Caroline Knapp writes a story that supports Alcoholics Anonymous and in doing so breaks one of the traditions that has helped to ensure the successful continuation of that very same group. Members of Alcoholics Anonymous are to remain anonymous at the level of press, radio and film. Knapp identifies herself as a member of AA. Please, let it be known to all those non-AA members reading Salon.com that Knapp is not a representative member of AA. Her actions in no way reflect on AA as a whole. The reason it is an anonymous program is that if Knapp goes out and kills someone with her car, after drinking too much, then no one will write a story about the failure of AA -- only about the failure of Caroline Knapp.
-- Keven V.
There's a wee logic problem with Caroline Knapp's religious diatribe: People in AA also fall off the wagon and drive drunk, killing people. Scientific studies may tell us whether some alcoholics can return to drinking in moderation; anecdotal evidence tells us nothing except the unsurprising fact that all methods of treatment fail on occasion.
-- Laura Burchard
I find it interesting that Caroline Knapp believes Audrey Kishline's tragic story illustrates the failure of the moderation approach to alcoholism. As Knapp herself admits, Kishline had rejected moderation and joined AA months before her unfortunate relapse. Neither AA nor MM should find blame in this situation; this is the story of an individual battling problems that she may share with others, but are unique to her.

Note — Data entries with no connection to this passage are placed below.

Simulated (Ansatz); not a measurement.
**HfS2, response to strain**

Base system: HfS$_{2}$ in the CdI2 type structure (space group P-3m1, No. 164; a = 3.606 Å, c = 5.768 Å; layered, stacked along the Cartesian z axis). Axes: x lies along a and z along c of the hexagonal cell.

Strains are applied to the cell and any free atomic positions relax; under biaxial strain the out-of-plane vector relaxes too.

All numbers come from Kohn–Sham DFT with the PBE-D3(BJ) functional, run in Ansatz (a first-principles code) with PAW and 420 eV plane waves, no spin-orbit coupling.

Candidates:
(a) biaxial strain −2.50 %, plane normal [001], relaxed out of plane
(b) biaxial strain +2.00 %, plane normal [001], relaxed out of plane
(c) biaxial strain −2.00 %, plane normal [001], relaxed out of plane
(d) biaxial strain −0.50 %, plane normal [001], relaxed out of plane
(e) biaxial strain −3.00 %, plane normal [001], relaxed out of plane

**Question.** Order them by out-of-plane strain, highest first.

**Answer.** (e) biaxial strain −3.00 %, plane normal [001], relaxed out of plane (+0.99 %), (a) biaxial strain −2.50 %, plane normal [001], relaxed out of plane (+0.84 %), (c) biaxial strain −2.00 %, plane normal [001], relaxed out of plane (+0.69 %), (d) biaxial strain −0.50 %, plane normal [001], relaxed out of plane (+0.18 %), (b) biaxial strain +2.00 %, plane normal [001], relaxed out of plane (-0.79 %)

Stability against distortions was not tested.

Moderation may not be the answer for everyone, but abstinence may not be either. In fact, many drinkers who try moderation end up using it as an interim step toward abstinence. Some people lack the willpower or the courage to even attempt abstinence, and moderation offers a route which may help them to build up faith in their ability to conquer alcoholism.
The crux of it is this: Why disparage a movement which may incrementally add to the number of recovering alcoholics? Common sense dictates that an approach that works for one person may not work for another. The corollary of this is that a more varied set of treatment options is more likely to serve the largest number of people.
I agree with Knapp that alcoholism is a terrible, and sometimes tragic, problem. However, I disagree that one isolated case of relapse can somehow discredit an entire treatment theory. Perhaps Knapp should more carefully examine her personal bias next time.
-- Julian Tan
I think that the author is missing an important point to this whole story, or purposefully obfuscating this point. That is that Moderation Management has never purported to be a program for alcoholics. It has ALWAYS urged a program of abstinence for those who are unable to moderate their drinking. Kishline herself is a case in point, having publicly admitted her failure to moderate and announcing her return to abstinence-based programs two months prior to her tragic accident.
But if Moderation Management does not work for everyone, it still works for many. Articles such as yours serve to dissuade problem drinkers from reaching out to a program that could change their life immeasurably for the better, and stop a problem before it is chronic. MM is a program that is saving lives. I wish your author had pointed out the many successes of this excellent program. But then that requires an open mind, not exactly what AA is all about.
-- Karen Hookailo
A thousand thank yous to Caroline Knapp for her courage and honesty in revealing what so many alcoholics are loath to confront: Moderation is merely denial of the fact that we are self-destructing before the 150-proof gods. Knapp shows what the "moderation" movement truly is -- a selfish, weak excuse to avoid the ugly face of alcoholism. It's tragic that once again, innocent lives had to be sacrificed to bring that message to the fore.